Today I had 15 minutes to drive to my next appointment and it is a good 25 minutes away. What did I do? I ran to the bathroom mirror glanced at my make-up and hair, turned sideways, patted my tummy and exclaim, “Not bad! You still have it!” After giving my appearance a quick check I grabbed my purse and keys and bolt for the door.
Once inside my car I buckled my seat belt, turned the key and began backing out of the garage. Just when I reached the driveway the morning sun in all of its radiance glinted off of the rearview mirror and on to my face. To my horror, I saw a GRANNY HAIR! Yes, I said it…A granny hair.

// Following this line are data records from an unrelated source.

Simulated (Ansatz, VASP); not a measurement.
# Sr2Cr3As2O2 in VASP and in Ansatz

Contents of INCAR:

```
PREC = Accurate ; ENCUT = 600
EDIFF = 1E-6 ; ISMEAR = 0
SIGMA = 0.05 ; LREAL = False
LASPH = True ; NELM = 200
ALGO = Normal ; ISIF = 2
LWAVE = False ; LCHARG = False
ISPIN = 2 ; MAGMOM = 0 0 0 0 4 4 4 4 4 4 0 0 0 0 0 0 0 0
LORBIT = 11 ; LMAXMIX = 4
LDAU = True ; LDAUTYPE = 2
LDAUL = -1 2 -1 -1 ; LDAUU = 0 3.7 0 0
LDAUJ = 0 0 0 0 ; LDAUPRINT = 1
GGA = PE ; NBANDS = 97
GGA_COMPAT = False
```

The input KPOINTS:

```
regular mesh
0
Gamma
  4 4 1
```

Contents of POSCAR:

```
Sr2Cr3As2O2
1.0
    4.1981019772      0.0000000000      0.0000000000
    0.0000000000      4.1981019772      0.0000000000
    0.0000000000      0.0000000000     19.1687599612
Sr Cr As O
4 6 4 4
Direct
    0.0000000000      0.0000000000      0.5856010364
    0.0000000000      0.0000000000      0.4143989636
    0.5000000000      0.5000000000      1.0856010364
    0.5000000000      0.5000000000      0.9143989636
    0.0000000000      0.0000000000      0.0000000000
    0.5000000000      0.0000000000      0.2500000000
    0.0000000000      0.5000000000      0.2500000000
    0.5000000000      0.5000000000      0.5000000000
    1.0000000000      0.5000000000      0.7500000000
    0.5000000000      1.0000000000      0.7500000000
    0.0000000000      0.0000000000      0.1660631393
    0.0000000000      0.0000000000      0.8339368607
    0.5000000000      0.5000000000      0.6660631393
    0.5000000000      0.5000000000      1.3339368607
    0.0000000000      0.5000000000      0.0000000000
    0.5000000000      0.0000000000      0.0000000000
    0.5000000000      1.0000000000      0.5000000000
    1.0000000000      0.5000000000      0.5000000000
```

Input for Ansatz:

For you that are not familiar with the term granny hair, a granny hair is a coarse black or gray hair located on the chin or upper lip that will typically appears sometime in a woman’s fifth decade of life. Granny hairs send chills of terror up and down the spines of those unfortunate souls who experience them, resulting in frantic searches for tweezers and plucking action that would rival a ninja warrior.
As I am about to grab the granny hair with very determined fingers, I happen to glance at my jaw line. Is that the beginning of a jowl? I quickly adjust the angle of my rearview mirror. Much to my chagrin, the jowls are still there. Instantaneously, I place my pointer fingers at the back of my jaw near the base of my ears and give a gentle upward tug. The jowls disappear. I AM GETTING OLD AGE JOWLS!
I don’t know why I just didn’t leave well enough alone and drive to my appointment, but I didn’t. Instead I began to examine my face with an eagle eye. What is going on with my neck? It looks like crepe paper. Suddenly, I realize what skin care companies are referring to when they claim their product will reduce the appearance of crepey skin. AUGH! I have crepey skin on top of granny hairs!
I must be a glutton for punishment because I began to examine my cheeks, eyes and forehead. Age spots? Oh please, not age spots! Baggy eye lids! I’m cursed. And lastly, I move on to brow furrows or more accurately, brow trenches! How come I never saw these in the bathroom mirror? Was I not just 10 minutes ago standing in front of the bathroom mirror and smugly saying to myself how good looking I was? Why does the rearview mirror hate me!
Being a woman of action, I quickly began formulating ways to combat my newly discovered aging. I could use layers of concealer to putty up my brow trenches and cover my age spots. And if that didn’t work I could separate my brow trenches with my thumb and pointer finger pretending to always be deep in thought. Yes, that’s what I could do; be like Rodin’s Thinker Statue only instead of fist to chin have fingers to forehead.
Having solved my brow situation I moved on to my jowls. Hum, what to do. How about an industrial strength banana hair clip? It could pull my hair back and my jowls at the same time. No. I couldn’t do that, what if one of the springs broke? It might disfigure me further.
What about duct tape? It fixes everything for my husband. I could duct tape my jowls up and grow my hair out to cover the tape. And while on the subject of tape, why not use double sided tape to lift my bagging eye lids.
Even after developing my personal anti-aging strategies one question remains, What is it about rearview mirrors???!!!
Perhaps the simplest solution is for women over 50 to swear off driving for peace of mind!
Below are some inexpensive home beauty treatments that can be found in your pantry
Tightening mask for large pores:
Egg Whites- Beat the white of an egg lightly. Apply the beaten egg white to skin. Allow to dry. Remove with warm wash cloth. Follow with cold water, toner and skin cream of choice.
Skin moisturizers:
Coconut oil- Coconut oil makes a great facial, hand or general skin cream.
Avocado- Smash an avocado and pat on face. Allow to dry about 1/2 an hour. Remove with a warm wash cloth. Follow with cold water, toner and skin cream of choice.
Facial scrub:
Rolled Oatmeal Scrub- Wet face with warm water. Moisten a small amount of rolled oatmeal in the palm of your hand. Using circular motions gently rub your skin with the oatmeal. Remember to never apply facial scrub to the delicate skin surrounding your eyes.
Hair rinse:
Vinegar- Mix 1/2 cup of vinegar in a pitcher of water. After shampooing rinse hair and scalp with vinegar solution to remove any residue.